ASEAN leaders walk after they held a retreat at the 18th ASEAN Summit in Jakarta May 8, 2011.

ASEAN leaders walk after they held a retreat at the 18th ASEAN Summit in Jakarta May 8, 2011. (Supri Supri/Courtesy Reuters)

This past week’s ASEAN Summit in Jakarta only further highlighted the organization’s continuing impotence at a time when the United States is reengaging with ASEAN and, Indonesia, returning to its role as regional power, is trying to make ASEAN work more effectively. The first U.S. ambassador to ASEAN has arrived, and Indonesian officials have become more involved in everything from Myanmar to the ongoing border dispute between Thailand and Cambodia.

Yet the organization itself still lacks coherence, strong leadership, and speed, and it increasingly appears likely that it will never have these characteristics. Despite Indonesia’s best intentions, ASEAN mediation has produced few results in the Thai-Cambodian dispute, and the organization has not been able to resolve another lingering problem: Myanmar is in line to host the 2014 ASEAN summit, which would almost surely mean the U.S. president will not attend any meetings with ASEAN that year, since he or she will not want to appear to support Myanmar. Some of the more democratic members of ASEAN, including the Philippines and Indonesia, wanted Myanmar to relinquish this right, as it had in the past, but as usual with ASEAN, the organization could reach no consensus–ASEAN Secretary General Surin Pitsuwan just endorsed Myanmar’s right to host –and so the likely result will be some kind of muddle.

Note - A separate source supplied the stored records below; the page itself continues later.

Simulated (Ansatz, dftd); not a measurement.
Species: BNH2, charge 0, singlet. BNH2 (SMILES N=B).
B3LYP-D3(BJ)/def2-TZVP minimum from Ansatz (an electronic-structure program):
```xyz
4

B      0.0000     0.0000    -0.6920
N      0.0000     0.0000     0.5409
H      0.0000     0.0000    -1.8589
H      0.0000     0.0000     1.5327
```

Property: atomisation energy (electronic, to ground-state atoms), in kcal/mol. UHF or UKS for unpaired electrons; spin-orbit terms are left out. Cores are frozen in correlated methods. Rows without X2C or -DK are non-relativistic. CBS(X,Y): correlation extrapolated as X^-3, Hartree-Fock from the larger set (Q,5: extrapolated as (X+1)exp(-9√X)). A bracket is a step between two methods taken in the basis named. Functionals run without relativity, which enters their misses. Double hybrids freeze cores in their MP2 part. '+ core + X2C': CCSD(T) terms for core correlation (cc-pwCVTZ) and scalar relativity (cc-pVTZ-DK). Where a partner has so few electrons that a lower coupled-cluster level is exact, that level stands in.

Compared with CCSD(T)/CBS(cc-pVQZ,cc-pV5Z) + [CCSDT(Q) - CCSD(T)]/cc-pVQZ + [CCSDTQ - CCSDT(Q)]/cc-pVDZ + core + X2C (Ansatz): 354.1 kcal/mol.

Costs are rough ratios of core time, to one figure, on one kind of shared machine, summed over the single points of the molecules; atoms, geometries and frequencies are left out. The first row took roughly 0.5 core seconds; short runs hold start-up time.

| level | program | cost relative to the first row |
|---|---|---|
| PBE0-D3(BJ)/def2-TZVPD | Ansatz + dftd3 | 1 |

ASEAN’s leadership abilities are only going to get weaker. Though Singapore’s recent election was a step forward for open politics in the city state, it did result in the loss of a seat for longtime foreign minister George Yeo, who has been a driving force for stronger ASEAN leadership and action. Moreover, in the next few years the organization will absorb Timor Leste as its eleventh member, a correct decision, given Timor’s tough history, but one that will only slow down policymaking even more.

Post a Comment 2 Comments

  • Posted by Termsak Chalermpalanupap

    I think it is wrong to assume that U.S. re-engagement with ASEAN is the only way to make ASEAN work more effectively. It will be a big boost; no doubt. But it is certainly not the only way. ASEAN has been growing steadily during the last two decades in spite of the absence of active U.S. interest in ASEAN.

    In my opinion, the most important way is encapsulated in the oft-quoted (by ASEAN) concept of ASEAN centrality, which includes the following: prompt delivery of regional commitments, including compliance in good faith with the ASEAN Charter; actual mobilization of necessary and ASEAN’s own resources to build the ASEAN Community; and improving ASEAN’s leadership in the various dialogue and cooperation processes.

    I believe Indonesia is already trying to exert its leadership of ASEAN, which I believe is strong and appropriate. But whether or not the other ASEAN Member States would see it in positive light is another question. And whether or not the other Member States that will succeed Indonesia in leading ASEAN can fill in the huge Indonesian shoe is yet another big question.

    Impotence in mediating the Thai-Cambodian border conflict? Well… this is the shortcoming of doing things by consultation and consensus in ASEAN. Moreover, I suspect the Thai Army doesn’t quite like the idea of any intervention by a third party, no matter how well-meaning it might be.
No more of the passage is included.